There are three poems in Asymmetry worth looking at more closely in terms of how they speak to the overall theme of the collection, but also, because they contain key elements that make Zagajewski an elite poet. These three poems appear side-by-side in the collection, have a strong momentum to them, and are simple language-wise, but pack deep metaphorical meaning. The first poem is “Mourning for a Lost Friend” which is incredibly keen, strangely playful, and begins simply: “My friend hasn’t died, my friend lives / But I can’t meet him, I can’t see him / We can’t have a chat.” Immediately the tone is set; readers are introduced to the speaker’s plainspoken cheekiness. Then, the poem takes a serious turn: “He’s been seized by a deep political tide / My friend now knows the answer to every question / And can trace the source of every answer.” Readers discover that the division between the speaker and the friend is not physical, but rather, ideological. The poem grows more personal in tone:
My friend thinks that I’m
frivolous, lost, reckless,
hopelessly adrift in floods
of irresponsible epithets
in ominous thickets of ellipses
It is important to note that in the first half of this poem the tone has shifted three times, and yet, the voice remains even, almost detached. However, personal feeling still finds a way through, particularly in the above passage with words like “frivolous,” “lost,” and “reckless.” The poem becomes more complex as Zagajewski inserts an imagistic shift:
My friend never leaves his house
at night not even in May when all
the houses sing and swallows vanish in the sky
for a long time and come back happy
carefree, renewed
Readers are given more language variation within this plainspoken framework: “houses sing,” “swallows vanish in the sky,” and “come back happy / carefree, renewed.” Zagajewski knows how to make good use of tone, language, and poetic turns. This poem, although steady, is always moving and shifting—it creates a kind of aesthetic beauty that is both unique and captivating. The last shift of the poem falls heavy on the speaker’s feelings toward the friend:
My friend fell in love with the nation
but the nation is serious and never strolls even
in May it keeps watch, my friend
has no time for metaphors or pars pro toto
My friend is hiding from me
My friend lives
Here, the asymmetrical tension between ideology and imagination is at its most intense. There is also great irony: “My friend fell in love with the nation.” This line is ironic because of the emphasis on “fell in love.” The speaker’s friend has developed an emotional attachment to an entity that is “serious,” “never strolls,” and “keeps watch.” The friend has essentially fallen in love with authoritarianism. He has fallen in love, but “has no time for metaphors or pars pro toto” because those modes of thinking fall to the imaginative side of the intellect. Here, asymmetry also rises through an ironic twist: although the friend thinks the speaker is “frivolous” and “lost” he is the one who “never leaves his house / at night” and hides. The ending line of the poem: “My friend lives” is highly ironic and well-earned.

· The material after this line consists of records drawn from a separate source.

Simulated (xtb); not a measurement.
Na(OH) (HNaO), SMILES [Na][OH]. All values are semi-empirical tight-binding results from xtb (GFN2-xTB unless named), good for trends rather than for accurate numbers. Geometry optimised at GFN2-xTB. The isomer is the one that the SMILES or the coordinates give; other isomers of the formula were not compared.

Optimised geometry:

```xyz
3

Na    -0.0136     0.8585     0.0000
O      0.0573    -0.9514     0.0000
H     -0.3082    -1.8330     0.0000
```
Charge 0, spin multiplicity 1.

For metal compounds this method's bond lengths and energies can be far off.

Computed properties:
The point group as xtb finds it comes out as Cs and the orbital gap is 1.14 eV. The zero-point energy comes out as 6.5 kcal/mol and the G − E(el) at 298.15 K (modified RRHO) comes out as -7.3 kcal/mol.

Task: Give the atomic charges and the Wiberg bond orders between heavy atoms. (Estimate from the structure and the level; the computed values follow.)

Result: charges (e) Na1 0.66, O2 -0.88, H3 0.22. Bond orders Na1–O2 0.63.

The next poem in the collection, “Jungle,” is rich and full of sensory detail, and in many ways, aesthetically defiant. The poem is pure rhythm, and borders on the wildness of spontaneity. It begins with a proclamation: “But it’s pure accident” and ventures into a wonderfully loose meditation on music, Greta Garbo, and poetry. The speaker then moves into memory and the larger landscape of the city, and pauses on a sensory image: “smelling / first of weeds and then, in autumn, of bonfires’ sustaining smoke.” This is another poem that moves quite expertly and there is a shift that happens here that causes the poem to dive deeper into metaphorical meaning:
—not ideas, not the serenity of some philosopher’s study,
not an engineer’s sketches, or my father’s stenography,
just chaos, a chaos of stains, sounds, and scents,
a jungle, a splendid chaos that you spend
the rest of your life trying to comprehend…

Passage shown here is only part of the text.